Auguste Rodin (November 12, 1840 - November 17, 1917) was a French sculptor.
Born Francois-Auguste-Rene Rodin, in Paris, France, he stands at the culmination of the figurative tradition in sculpture, as after him sculptors increasingly turned towards abstraction. One of his early works, The Age of Bronze, created during his years in Belgium, looked so realistic that the sculptor was accused of surmoulage (taking plaster moulds from the live model). Rodin struggled to clear his name and in 1880 was awarded the commission to create a portal for the planned Museum of Decorative Arts. Although the Museum was never built, Rodin worked nearly all his life on his major work, The Gates of Hell, depicting scenes from Dante's Inferno in high relief. Many of his best-known sculptures, like The Thinker (Le Penseur in French, originally titled The Poet, representing the poet Dante) and The Kiss (Le Baiser) were originally designed as figures for this monumental landscape of eternal passion and punishment, and only later presented as works in their own right. Other well-known works derived from The Gates are: the Ugolino group, Fugitive Love, The Falling Man, The Sirens, Fallen Caryatid Carrying her Stone, Damned Women, The Standing Fauness, The Kneeling Fauness, The Martyr, She Who Once Was the Beautiful Helmetmaker's Wife, Glaucus, Polyphem. Through his method of marcottage, the artist would use the same sculptural elements time and time again, under different names and in different combinations.

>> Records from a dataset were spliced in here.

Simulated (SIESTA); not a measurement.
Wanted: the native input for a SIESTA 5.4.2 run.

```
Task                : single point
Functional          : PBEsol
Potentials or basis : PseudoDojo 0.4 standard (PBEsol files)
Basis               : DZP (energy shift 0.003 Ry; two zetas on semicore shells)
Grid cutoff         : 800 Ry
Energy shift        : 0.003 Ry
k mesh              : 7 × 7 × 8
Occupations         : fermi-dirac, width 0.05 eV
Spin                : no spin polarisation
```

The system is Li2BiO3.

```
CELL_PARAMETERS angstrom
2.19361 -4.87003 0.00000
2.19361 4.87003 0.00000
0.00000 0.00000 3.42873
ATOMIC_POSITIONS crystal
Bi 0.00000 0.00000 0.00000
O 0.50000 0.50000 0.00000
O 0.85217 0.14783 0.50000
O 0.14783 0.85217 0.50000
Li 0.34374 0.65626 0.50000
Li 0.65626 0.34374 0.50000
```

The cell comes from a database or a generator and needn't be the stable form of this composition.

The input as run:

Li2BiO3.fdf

Instead of copying traditional academic postures, Rodin preferred to work with amateurs models, street performers, acrobats, strong men and dancers. In his atelier, these models would walk around freely while the sculptor made quick sketches in clay, which were later eventually worked out, cast in plaster, and translated into bronze or marble. All his life, Rodin was fascinated by dance and spontaneous movement; his John the Baptist shows a walking preacher, displaying two phases of the same stride simultaneously.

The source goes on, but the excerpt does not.